Lessons from convex optimization

In the last four weeks, I taught about convex optimization to my bioinformatics students. Since this topic is of general interest to those working with data and models, I will try to summarize the main points that the 'casual optimizer' should know. For a much more comprehensive overview, I refer to the excellent textbook of Boyd and Vandenberghe referenced below.

Convex functions

A convex set $\mathcal{C}$ is a set for which every element on a line segment connecting two points $\mathbf{x},\mathbf{x}'\in\mathcal{C}$ is also in this set.
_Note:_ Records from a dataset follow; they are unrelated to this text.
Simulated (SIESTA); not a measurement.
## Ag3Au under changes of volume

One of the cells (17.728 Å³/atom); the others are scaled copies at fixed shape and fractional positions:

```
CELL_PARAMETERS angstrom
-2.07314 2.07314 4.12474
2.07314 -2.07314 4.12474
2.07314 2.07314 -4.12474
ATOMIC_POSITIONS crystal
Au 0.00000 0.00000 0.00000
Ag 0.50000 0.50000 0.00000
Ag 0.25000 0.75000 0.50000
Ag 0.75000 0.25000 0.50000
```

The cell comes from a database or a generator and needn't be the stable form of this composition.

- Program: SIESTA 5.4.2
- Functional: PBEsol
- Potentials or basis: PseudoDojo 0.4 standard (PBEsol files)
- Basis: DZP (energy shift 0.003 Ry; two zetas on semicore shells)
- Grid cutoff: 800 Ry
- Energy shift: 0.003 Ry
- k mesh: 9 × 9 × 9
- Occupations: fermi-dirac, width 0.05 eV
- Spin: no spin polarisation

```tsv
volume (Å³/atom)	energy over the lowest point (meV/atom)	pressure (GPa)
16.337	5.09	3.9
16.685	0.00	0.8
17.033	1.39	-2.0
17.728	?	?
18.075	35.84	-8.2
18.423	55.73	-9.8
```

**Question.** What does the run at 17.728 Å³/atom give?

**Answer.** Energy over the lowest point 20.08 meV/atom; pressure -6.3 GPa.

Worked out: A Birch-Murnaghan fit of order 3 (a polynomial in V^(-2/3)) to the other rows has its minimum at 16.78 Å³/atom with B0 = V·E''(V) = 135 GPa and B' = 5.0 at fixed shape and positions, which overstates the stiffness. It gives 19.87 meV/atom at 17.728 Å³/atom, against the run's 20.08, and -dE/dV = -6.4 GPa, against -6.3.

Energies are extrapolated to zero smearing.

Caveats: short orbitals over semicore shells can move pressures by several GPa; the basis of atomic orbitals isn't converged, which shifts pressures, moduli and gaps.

A convect function $f$ is a function for which the input domain is convex and for which it holds that

f(\theta\mathbf{x}+(1-\theta)\mathbf{x}')\leq \theta f(\mathbf{x})+(1-\theta)f(\mathbf{x}')\quad \forall \theta\in[0,1]\,,

meaning that any line segment connecting two points on this curve lies above the curve.

A convex function.

If the function is differentiable it also holds that the first-order Taylor approximation lies below the curve:

f(\mathbf{x})\geq f(\mathbf{x}')+\nabla f(\mathbf{x}')^\top(\mathbf{x}-\mathbf{x}')\,.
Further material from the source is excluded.